I think the biggest lie I ever told myself is that I would give myself to God once I fixed everything that was wrong in my life.
It made sense to me at the time because many, if not most of the Christian people I had known really seemed to have their stuff together, and I was nowhere near that. I had a friend that went to this enormous church in El Cajon, and the people I saw there all seemed to have these nice clothes, and nice cars, and two-thousand dollar smiles. They had all the confidence and surety about God that I desperately wanted, but had no idea how to get. I had nothing figured out, but how to jack up my life even worse.
So I somehow developed the thought that I had to fashion myself and my life after them if I was going to have any chance with God.
That made even more sense.
I was overweight, unhappy, desperately single, and had a hole down the center of me that it seemed like nothing would ever fill, and I tried plenty of things: food, codependency, alcohol, complacency, and casual relationships with several women that meant close to nothing to me.
Oh, I had heard the gospel many times. I knew about God’s promises, and I knew what it would take to redeem them, and to redeem myself.
But I wasn’t ready.
There was no way God would ever accept me the way I was. I didn’t have the perfect life of the people I saw at church. I had sinned–and continued to sin–daily, and without hesitation. I read later about Paul referring to himself as the worst of sinners, and that was how I felt, mostly without knowing exactly how to describe it.
I would have to clean up my act, and my life, and even my body, before I could begin to think about redemption for any part of my worthless self.
But there was one problem with that: it doesn’t say anything even remotely like that in the bible, and I knew that somewhere inside. I felt the truth of it even before Jesus was real to me.
Matthew 11: 28-30 says “Come to me, all you who are weary and burdened, and I will give you rest. Take my yoke upon you and learn from me, for I am gentle and humble in heart, and you will find rest for your souls. For my yoke is easy and my burden is light.”
Nowhere in that passage does it say a person has to have all their ducks in a row before they can find rest.
And maybe you feel the same way I did before I met Jesus, before hope entered my life for what felt like the first time in what had been a fairly desperate existence prior to that evening on the Colorado river.
Maybe you feel like you’re covered and steeped in sin that you just can’t seem to shake.
Maybe you’ve heard so many people tell you so many things about who you are you’ve given up on figuring out the truth of things.
Maybe you’ve begun to believe those lies you’ve heard about yourself and about God, and that if you approach him as you are–desperate and covered with the grime of life–that you will be rejected, and that’s just something you can’t take any more of.
But Matthew 11 speaks to the truth of who we are to Jesus.
“Come to me, all who are weary…”
It doesn’t say get your things together and come to me.
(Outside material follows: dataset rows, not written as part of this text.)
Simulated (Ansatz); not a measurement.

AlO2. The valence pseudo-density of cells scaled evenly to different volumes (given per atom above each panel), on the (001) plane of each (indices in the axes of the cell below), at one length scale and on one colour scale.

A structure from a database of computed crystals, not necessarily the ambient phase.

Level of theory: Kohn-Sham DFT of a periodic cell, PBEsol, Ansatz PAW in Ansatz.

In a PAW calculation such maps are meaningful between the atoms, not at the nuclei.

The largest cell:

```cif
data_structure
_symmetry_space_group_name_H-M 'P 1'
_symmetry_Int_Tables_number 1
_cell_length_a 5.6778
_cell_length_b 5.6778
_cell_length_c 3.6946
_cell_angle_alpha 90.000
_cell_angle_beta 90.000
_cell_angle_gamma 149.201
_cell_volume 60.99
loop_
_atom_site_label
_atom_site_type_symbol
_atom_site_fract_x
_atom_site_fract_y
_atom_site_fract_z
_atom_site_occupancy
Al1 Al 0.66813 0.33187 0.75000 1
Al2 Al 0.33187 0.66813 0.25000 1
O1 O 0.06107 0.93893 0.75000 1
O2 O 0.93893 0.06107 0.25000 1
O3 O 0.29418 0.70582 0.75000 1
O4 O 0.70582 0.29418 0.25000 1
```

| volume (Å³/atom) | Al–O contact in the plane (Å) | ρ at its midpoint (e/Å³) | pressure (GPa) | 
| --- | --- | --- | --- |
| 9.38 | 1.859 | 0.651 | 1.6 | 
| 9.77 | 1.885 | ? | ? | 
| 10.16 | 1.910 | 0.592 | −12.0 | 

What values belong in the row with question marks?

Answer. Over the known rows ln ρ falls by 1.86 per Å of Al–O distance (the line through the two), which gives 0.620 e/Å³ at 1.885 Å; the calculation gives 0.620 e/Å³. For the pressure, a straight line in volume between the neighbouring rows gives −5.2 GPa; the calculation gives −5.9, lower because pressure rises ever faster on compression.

It doesn’t say beat your addiction first and I will accept you. Or lose 50 pounds and come to me. Or stop looking at porn on the internet.
Jesus just says, simply and beautifully, “Come to me….”
“Come to me.”
All who are weary.
I don’t know about you, but when I finally made the decision to give my life over to God, I was tired as hell, and getting more exhausted by the second.
Don’t be that person any longer.
Find rest for your soul.
“Come to me, all you who are weary and burdened, and I will give you rest.”